Another thing I like to do is serve sweet tea and sausage balls (especially on the porch!) As many people in the south would say, sitting on the porch is a way of life. It represents sharing conversation and once again, slowing down just a bit to keep in touch with neighbors.

I have found that making little "goodies" ahead of time and freezing them, really goes a long way when faced with entertaining unexpectedly! The key is to make it look simple and without thought!

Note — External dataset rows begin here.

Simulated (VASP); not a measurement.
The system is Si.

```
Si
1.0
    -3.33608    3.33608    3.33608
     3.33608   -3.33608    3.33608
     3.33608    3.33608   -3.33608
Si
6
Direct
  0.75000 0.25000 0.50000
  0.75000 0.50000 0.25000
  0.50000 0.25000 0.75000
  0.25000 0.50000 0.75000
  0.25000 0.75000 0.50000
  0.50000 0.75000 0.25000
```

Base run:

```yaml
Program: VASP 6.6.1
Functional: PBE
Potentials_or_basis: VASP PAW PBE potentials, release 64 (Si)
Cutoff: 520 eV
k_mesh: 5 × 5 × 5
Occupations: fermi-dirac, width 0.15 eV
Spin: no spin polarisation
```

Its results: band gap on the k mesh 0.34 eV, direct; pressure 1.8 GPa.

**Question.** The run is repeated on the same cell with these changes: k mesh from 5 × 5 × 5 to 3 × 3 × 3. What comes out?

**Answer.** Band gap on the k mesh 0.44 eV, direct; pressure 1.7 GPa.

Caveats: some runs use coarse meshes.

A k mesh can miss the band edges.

You don't want to make your guests feel they have put you out in any way, so having something prepared for their visit will make them feel right at home!

Easy Chicken Pasta

Easy Chicken Pasta

What's For Supper Ya'll?

White Beans, Pasta and Chicken
8 ounces dried cavatappi, fusilli, rotini, ditaloni, or other short pasta tubes
1 15- to 19-ounce can cannellini (white kidney) beans, rinsed and drained
1/2 cup chicken broth
3 cloves garlic, thinly sliced
1 tablespoon olive oil
6 plum tomatoes, coarsely chopped (about 2 cups)
12 ounces cooked chicken, shredded
1/4 cup snipped fresh Italian flat-leaf parsley
1/2 to 1 teaspoon cracked black pepper
1/2 teaspoon salt
Fresh Italian flat-leaf parsley sprigs (optional - I usually skip it)
Olive oil (optional - but I recommend at least a little for moisture)
1. In a large saucepan, cook pasta according to package directions; drain well and set aside.
2. In a blender or food processor, combine 3/4 cup of the beans and the chicken broth. Cover and blend or process until smooth. Place bean puree in pan used for cooking the pasta; bring to boiling. Return pasta to pan.
3. Meanwhile, in a large skillet, cook garlic in 1 tablespoon hot olive oil for 1 minute. Add tomatoes; cook for 1 minute. Add the remaining beans, shredded chicken, snipped parsley, pepper and salt. Heat through.
4. Add the tomato mixture to hot pasta; toss to cost. Top with parsley sprigs and additional olive oil. Serve immediately. Makes 4 servings.